God has a different agenda with growth. He separates unto Himself a people who will glorify Him forever. He is building a kingdom and using the church to do it. A church could attract numerous attendees in different manners and do more damage to the kingdom than if it never existed, at the same time getting great credit from evangelicalism or fundamentalism for doing a great work.
During last presidential election, President Obama said the now famous "you didn't build that" statement. When it comes to a church, he would actually be right. And if it's true that you didn't build it, then you're actually doing a good job.
I was reading tonight about how hard it is to build a business in the United States today. It's harder doing business in America than ever. It's not unusual for people to want to make a quick buck, explaining the popularity of the lottery. This also explains the Great Depression, the dot.com bubble, and the mortgage crisis. People bought overvalued Facebook stock with hopes of a future Apple or Microsoft. Men are also looking for an angle for church growth, which explains the popularity of the conferences and books intended to explain it.
Actual church growth doesn't take a seminar. There is no secret. Whoever complicates church growth with lengthy explanations, as is often the case today, isn't telling the truth about it. It is not difficult to figure out. The secret now really is that there is no secret. It was never intended to be secret or complicated. It is so simple that anyone can figure it out. It's very simple -- it's just not popular. The means of growth wasn't intended to make sense, because God is the one who takes care of it. What's contradictory about modern church growth is that it does make sense and it is more complicated. You need seminars for it, or even a D. Min. to figure it out. Church growth today is much harder to understand than the Bible.
As I said, the biblical way doesn't make sense. But how could modern church growth be more complicated and yet make more sense? It makes sense to men for something to be more complicated. But simplicity is what it is, whether that makes sense or not. When it is complicated, more complicated than the Bible, and you're the one who understands it, well, you know who gets the credit for that.
Recently I've been listening to, watching, and reading Tim Keller. He went to New York City as a middle aged man in the late 1980s and started from scratch, and by reports, Redeemer Presbyterian has 4,000 gathering on Sundays there now. As I read him, four thoughts stick out to me, in no particular order.

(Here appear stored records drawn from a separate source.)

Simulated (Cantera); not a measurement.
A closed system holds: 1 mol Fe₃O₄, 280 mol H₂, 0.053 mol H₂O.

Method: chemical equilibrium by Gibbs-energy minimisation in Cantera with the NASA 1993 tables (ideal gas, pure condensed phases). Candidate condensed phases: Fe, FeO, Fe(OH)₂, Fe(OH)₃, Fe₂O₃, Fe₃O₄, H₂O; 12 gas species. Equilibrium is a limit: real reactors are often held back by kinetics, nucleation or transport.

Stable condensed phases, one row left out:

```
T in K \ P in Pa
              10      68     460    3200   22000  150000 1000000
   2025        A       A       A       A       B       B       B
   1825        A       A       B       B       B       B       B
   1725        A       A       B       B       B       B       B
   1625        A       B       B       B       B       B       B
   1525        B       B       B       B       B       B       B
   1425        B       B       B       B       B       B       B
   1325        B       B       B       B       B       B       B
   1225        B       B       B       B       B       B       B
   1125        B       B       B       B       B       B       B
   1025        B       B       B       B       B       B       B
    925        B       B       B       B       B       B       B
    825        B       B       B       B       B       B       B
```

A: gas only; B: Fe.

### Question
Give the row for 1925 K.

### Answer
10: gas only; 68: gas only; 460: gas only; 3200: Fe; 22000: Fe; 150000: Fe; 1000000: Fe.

One, he needed to go to New York City to change in his thinking about church growth. He would not have rethought church growth without being in such an impossible place for typical church growth to start. By the way, why would someone, who had read through the New Testament, and knows it, be rethinking church growth? How could there be something new about church growth after 2,000 years of the church? That doesn't make sense at all to me, in every way that I judge in the most obvious fashion. And yet it does make sense to many people. It reminds me of the James Carville, Bill Clinton, presidential compaign for the 1992 election: change and not more of the same. More of the same doesn't make sense. Change does. That's why it makes sense to people that there's something different to be learned about church growth after 2,000 years that had been missed. Change is a key. Not really, but really.
And number one does connect to number two. Number two is a new look at Luke 15. Keller calls it "the third way" and he explains that in his book, The Prodigal God, and then his church growth book, Center Church (I'll be writing some more about this idea in future posts hopefully). That transformed his thinking about how churches grow. People were approaching this thing all wrong, who didn't have this particular understanding of Luke 15. The third way is Clintonian too. Clintonian triangulation, the Sister Souljah moment in the campaign. The third way was a new way to do politics and Keller is also offering a type of triangulation. The Center Church is in the center for a reason, centrist. Keller has tapped into a third way, which is a new way, which has been his key to church growth there, which he wouldn't have known without going to New York City. Is there a secret way, a way we hadn't really known before, that is found in Luke 15?
The third part of it is that people don't want to work without results. Little known is that your labor is in fact in vain without the numbers. I know what the Bible says, but trust me. They want the secret for doing God's work and seeing the results they want to see. One of the merits of Keller's way, which isn't the first recent innovation in church growth, is that you don't have to totally sell out on doctrine to get it done. When people attend Redeemer, they feel like they just got something the equivalent of a very good about 35 minute classroom lecture. I can take a very good 55 minute classroom lecture, but you don't want to press this too far (from what I've read, 35 minutes is about 15 minutes longer than the typical PCA sermon today). This approach does not insult anyone's intelligence. Not everyone is seeking after signs. There is a way to attract those people, especially who look like they walked off a Friends episode, but it is quite a bit messier, and you can find yourself feeling like the circus-master. Grimy. Lowest common denominator. Either way, the attraction is the results. He's got them, and as Jack Hyles once said, "I've got more people in my bathrooms at any one service than you do in your auditorium." So there.
The fourth part is everything that comes along with numbers. Can you see yourself putting up with missing all that?
No, church growth comes from means clearly spelled out in the Bible. The biggest problem as you read those means in scripture is that people won't like them. Modern church growth is about turning this process into something attractive, and then justifying that by piecing it together with a bewildering extrapolation of verses. Facepalm. Why couldn't I have seen that? But who am I to question the results? Those are easy to see. And I wouldn't want to criticize these professions just because of my own sour grapes. And the body is a diverse group of parts. And they might differ on the non-essentials, but we're all the same on what really matters, so let's just welcome what's happening. Hope the best.
The above means are not how Jesus or Paul did it. The simplicity is preach the gospel to everybody. A few will want it and most will not. Those who do not want it will in general hate you. You'll have a lot of people hating you. Your church will be way different than the world. You won't be able to explain the growth because of those big differences. Something supernatural has obviously taken place. You keep teaching the Bible to the converts, they grow, they preach to others. More preaching occurs until everyone in your area hears. All of those saved keep assembling and worshiping the Lord to His glory.
There is no guaranteed way that your church will get big in number with a scriptural means. The Bible reads mainly the opposite. Keller and others sort of offer a guarantee. There's a way that will work if you implement it correctly. That's what you need seminars for. Numerical church growth is actually simple to understand and not hard to figure out. It's a matter of whether the churches and their leaders will obey it.